Well, this week I was working on a new backup mechanism. It had to be simple to setup, and easy to get things going again in the case of failure.
I started looking at bacula and amanda, these tools felt too complex for our network (of a few computers). So I spent some time looking at other solutions.
The tool of any sysadmins choice in this regard is rsync. It is used to synchronise file systems across a network. It can be used over ssh, which is a good thing as if the default rsync protocol is used the data can be seen.
There is a tool called rsnapshot which makes a backup schedule easy to use. The main parameters that you setup are the intervals. An interval looks like this:
interval daily 7
interval weekly 4
interval monthly 3
The thing is that these names (daily, weekly, monthly) are all arbitrary. The important part is the number after them, which tells us how many snapshots to keep lying around.
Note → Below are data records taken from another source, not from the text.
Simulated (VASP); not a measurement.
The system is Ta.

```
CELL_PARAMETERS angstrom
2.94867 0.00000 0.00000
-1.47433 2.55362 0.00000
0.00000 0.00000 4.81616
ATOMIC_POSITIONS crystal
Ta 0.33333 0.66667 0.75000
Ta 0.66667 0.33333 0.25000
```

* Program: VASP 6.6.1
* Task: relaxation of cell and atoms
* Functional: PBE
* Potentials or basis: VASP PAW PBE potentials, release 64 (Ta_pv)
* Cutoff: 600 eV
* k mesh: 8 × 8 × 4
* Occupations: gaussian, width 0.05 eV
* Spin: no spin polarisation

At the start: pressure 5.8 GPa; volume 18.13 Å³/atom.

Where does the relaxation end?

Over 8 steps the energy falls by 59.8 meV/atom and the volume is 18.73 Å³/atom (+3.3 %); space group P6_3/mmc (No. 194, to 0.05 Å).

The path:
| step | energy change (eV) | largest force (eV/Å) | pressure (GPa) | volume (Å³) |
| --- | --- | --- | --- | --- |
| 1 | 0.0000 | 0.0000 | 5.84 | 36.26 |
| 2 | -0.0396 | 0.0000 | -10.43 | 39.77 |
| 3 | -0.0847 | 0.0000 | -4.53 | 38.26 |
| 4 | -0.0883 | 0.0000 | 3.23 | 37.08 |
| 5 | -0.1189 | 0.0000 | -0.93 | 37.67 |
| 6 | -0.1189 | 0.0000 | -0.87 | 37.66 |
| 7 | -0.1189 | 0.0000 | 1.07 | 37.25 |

Now, the thing about our setup that slightly complicates things is that we use NFS to mount the backup volume. There are two config options, preexec and postexec, which at first glance look like they can be used to run commands before a backup is made. This is what the documentation says. However, what is buried in the documentation is that when it comes to an interval other than the first in the list (in our case, daily), is that it’s a simple rotate. This means that the preexec, and postexec commands aren’t executed. The best way to handle this is to put a line like this in your crontab:
/root/pre.sh && rsnapshot weekly; /root/post.sh
Where pre.sh and post.sh are the commands for mounting the NFS volume. The reason I’m using && in the first command is that if the mounting doesn’t succeed it goes no further (and reports via email).